The free-of-charge promotional service in Italy will run across 15 tourist hotspots until April 2026. Museums in Italy are offering a day of free dog-sitting to get more Italians through their doors over the next year. The free-of-charge promotional service, organised by the Bauadvisor dog services company, will tour each city or town one day a month between now and April 2026.

 [The scheme will take place across major Italian cultural sites including the Peggy Guggenheim Collection in Venice (pictured)]
Image Credit: The Independent [The scheme will take place across major Italian cultural sites including the Peggy Guggenheim Collection in Venice (pictured)]

Dog owners will be able to leave their pets with trained minders at the entrances of selected museums in 15 tourist hotspots. The dogs will then be walked, fed and watered throughout the duration of their owners’ visits after a booking through the company’s website or app.

“This project means owners can enjoy culture without being separated from their pets, and dogs will suffer less stress than they would if left at home,” Dino Gasperini, director of Bauadvisor, told The Times. The scheme went live on Sunday in Rome at four major cultural sites including the Museum of the Ara Pacis, MAXXI museum of contemporary art and the Castel Sant’Angelo.
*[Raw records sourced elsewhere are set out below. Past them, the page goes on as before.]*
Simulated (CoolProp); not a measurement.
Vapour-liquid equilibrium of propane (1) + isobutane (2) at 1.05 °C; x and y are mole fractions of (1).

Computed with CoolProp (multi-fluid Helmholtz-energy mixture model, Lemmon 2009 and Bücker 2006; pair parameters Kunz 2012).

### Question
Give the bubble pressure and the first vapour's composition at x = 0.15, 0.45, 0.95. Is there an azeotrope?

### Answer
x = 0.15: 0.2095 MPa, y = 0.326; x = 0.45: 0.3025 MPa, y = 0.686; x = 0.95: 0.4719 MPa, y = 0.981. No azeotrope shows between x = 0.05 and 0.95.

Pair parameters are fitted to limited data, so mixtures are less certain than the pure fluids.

It will take in other major sites over the next including the Uffizi Galleries in Florence, the Peggy Guggenheim Collection in Venice and the National Archaeological Museum in Naples. More than a third of Italian families have pets, while four in ten domestic animals are dogs, according to a report published last year by the Eurispes research company.

In 2022 the dog population in Italy amounted to approximately 8.8 million (excluding strays), making it the one of the largest in the European Union, according to the European Pet Food Industry Federation. Germany ranked highest with a dog population of approximately 10.6 million, followed then by Spain.